Sharing numpy array between processes collecting data (populating array) and parsing data (array ope-CodePudding

My project has a sensor with a Python driver which collects readings and generates a numpy array, which needs to have some statistical processing done and return one or more processed arrays. Both the raw data and processed data are saved to files. To increase data throughput, we want to process a set of data and have the sensor driver collect the next set concurrently.

The driver is comprised of two classes with one class SensorInterface that acts as a main interface to the sensor and the other DataCaptureThread with its main method running in a thread which constantly reads the socket for data. In the high level module, a call to a SensorInterface method initiates the DataCaptureThread to record data into the array and save it to a file after a preset duration has elapsed.

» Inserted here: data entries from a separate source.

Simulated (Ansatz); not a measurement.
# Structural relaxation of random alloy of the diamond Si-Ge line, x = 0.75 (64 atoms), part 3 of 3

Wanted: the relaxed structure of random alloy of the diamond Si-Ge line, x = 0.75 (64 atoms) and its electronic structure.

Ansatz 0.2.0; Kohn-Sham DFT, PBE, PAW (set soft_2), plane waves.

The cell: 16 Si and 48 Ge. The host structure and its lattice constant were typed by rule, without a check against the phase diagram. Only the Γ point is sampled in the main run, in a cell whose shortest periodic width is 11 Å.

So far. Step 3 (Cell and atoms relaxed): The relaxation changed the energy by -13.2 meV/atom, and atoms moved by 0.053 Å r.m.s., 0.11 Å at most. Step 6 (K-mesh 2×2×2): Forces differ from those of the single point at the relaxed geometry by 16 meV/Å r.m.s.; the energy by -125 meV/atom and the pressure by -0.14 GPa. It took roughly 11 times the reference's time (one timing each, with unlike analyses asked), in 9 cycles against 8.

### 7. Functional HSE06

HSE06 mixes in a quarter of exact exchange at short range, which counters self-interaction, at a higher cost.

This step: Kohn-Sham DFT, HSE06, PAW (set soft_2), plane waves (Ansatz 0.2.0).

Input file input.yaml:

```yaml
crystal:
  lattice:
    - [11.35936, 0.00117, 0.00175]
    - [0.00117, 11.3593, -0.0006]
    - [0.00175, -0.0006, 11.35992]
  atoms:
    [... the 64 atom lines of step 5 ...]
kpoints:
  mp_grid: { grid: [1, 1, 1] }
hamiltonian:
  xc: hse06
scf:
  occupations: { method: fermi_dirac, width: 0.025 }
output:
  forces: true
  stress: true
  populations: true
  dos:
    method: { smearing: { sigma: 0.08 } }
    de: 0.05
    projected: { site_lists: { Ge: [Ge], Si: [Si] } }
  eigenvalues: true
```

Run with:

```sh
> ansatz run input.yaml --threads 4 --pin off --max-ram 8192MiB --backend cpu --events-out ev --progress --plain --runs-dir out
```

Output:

My contribution has been to develop the data processor, consisting of a single class DataHandler which should receive the numpy array after it is generated and perform its routines. After the array is generated, it is no longer important to the driver.

A very abbreviated version of the code is as such (classes are actually contained in different modules):

class DataCaptureThread():
    def __init__(self,duration,parameters):
        self.duration = 0
        self.parameters = parameters
        self.capture_flag = False
        self.outgoing_data_open_flag = True
        self.thread = Threading.thread(target=self.read_data, args=(duration,))
        
    def read_data(self, duration):
        if self.capture_flag:
            while True:              
                #Pretend this function gets entire dataset from socket and saves file
                self.data_array = ReadSocket()
                #Wait for other process to indicate it's ready to receive array
                while not self.outgoing_data_open_flag:
                    continue
                
class SensorInterface():
    def __init__(self,parameters):        
        self.parameters = parameters
        
    def data_stream_start(self):
        #instantiate object of capture thread in this class
        self.capture_stream = DataCaptureThread()
        
    def collect_data(duration):
        
        self.capture_stream.duration = duration
        self.capture_stream.capture_flag = True
                
class DataHandler():
    def __init__(self):
        #flag to indicate that sensor process is not ready to transfer data
        self.incoming_data_ready_flag = False
        #Flag to indicate that process is currently busy with data, cannot accept more
        self.data_full = False
        self.data_array = np.array([])
        
    def run_processing(self):
        while True:
            #Wait until data is ready
            while not self.incoming_data_ready_flag:
                continue
            #set flag to indicate process is busy with data
            self.data_full = True
            #Pretend this function encapsulates all data processing and saving  
            DataProcessing(self.data_array)
            #Reset flag
            self.data_full = False
               
if __name__ == '__main__':
    import multiprocessing as mp
    #Create objects
    sensor = SensorInterface(params1)
    data_processor = DataHandler(params2)
    
    duration = 3.0   
    #Creating processes for data analysis
    #collect_proc = mp.Process(target=sensor.run_processing, args=(duration,) 
    data_proc = mp.Process(target=data_processor, args=())    
    #start and join processes
    data_proc.start()
    data_proc.join()

This is almost psuedocode, and I may have neglected to initialize variables or made slight mistakes.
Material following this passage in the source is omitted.